Those unfamiliar with the practice Yoga and its foundation may have several preconceived notions, many of which may misrepresent what Yoga really is and how it can be practiced by absolutely anyone. I’ve often heard that Yoga as a spiritual practice was incompatible with someone’s religious beliefs. My perspective is that this is far from the case, and on the contrary, is rather that Yoga can benefit any individual seeking to improve their physical and spiritual fitness despite religious affiliation or fitness preferences.

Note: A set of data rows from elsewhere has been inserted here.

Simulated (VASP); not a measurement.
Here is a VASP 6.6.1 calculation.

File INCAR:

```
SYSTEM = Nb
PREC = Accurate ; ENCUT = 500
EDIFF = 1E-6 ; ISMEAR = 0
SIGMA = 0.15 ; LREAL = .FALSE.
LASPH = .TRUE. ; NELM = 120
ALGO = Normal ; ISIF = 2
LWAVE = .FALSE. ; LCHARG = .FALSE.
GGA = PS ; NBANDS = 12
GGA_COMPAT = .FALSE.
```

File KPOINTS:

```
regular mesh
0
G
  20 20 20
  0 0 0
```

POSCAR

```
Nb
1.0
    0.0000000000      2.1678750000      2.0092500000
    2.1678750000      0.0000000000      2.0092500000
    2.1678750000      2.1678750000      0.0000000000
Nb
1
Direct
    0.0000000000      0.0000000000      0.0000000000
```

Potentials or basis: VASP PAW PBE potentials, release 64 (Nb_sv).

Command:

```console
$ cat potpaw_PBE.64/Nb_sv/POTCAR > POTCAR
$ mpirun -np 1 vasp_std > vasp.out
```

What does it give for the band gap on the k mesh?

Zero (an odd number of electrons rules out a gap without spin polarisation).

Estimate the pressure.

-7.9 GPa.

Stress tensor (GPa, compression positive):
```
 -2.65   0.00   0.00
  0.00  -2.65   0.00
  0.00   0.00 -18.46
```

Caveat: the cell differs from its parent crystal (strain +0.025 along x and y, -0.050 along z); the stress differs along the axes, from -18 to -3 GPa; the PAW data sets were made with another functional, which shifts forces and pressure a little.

My Spiritual Journey To Yoga
I grew up in a rural town not far from the border of Canada. I went on to live in Philadelphia during my early twenties. I did a bit of traveling abroad until my thirties. I grew up practicing spiritual beliefs from the Native American side of my family while attending a Lutheran Church. As a child, I chose to take my first communion and go into confirmation studies. I was confirmed in the eyes of the Church.
In my adult life, I have attended many religious services from a Sufi Mosque to Temple service, and Catholic services. I have practiced Yoga since I was twelve years old. It was mainly for body maintenance needs during my dance career. I have always been fascinated by the relationship between religion and spirituality.
Yoga’s Spiritual Roots
I have often heard people say that Yoga is “the devil’s work”, that they can’t practice it because of their religion, or I even had a friend once tell me that “Buddha was bad” at the mention of Buddhism. Yoga is related to Hinduism, Jainism, and Buddhism. Yoga stems from the Vedas, a collection of texts containing songs, mantras, and rituals used by the Brahmans (Vedic Priests). From the Vedas came Hinduism, Jainism, and Buddhism. The Rig Veda is the oldest sacred text that makes the first mentions of Yoga.
The practices of the Brahmans and the Rishis (mystic seers) were recorded in the Upanishads consisting of 200 scriptures one of which is the Bhagavad Gita written around 500 BCE. Yoga’s practice is first about the internal sacrifice of the ego through self-knowledge, action, and wisdom.
A sage, Patanjali, composed the Yoga Sutras between 200-400 BCE. The text describes the path of Raja Yoga. Patanjali organizes the practice into the Eight Limbed Path. These paths are about bringing awareness to the Breath, Meditation, and a Way of Living; in other words the path towards enlightenment.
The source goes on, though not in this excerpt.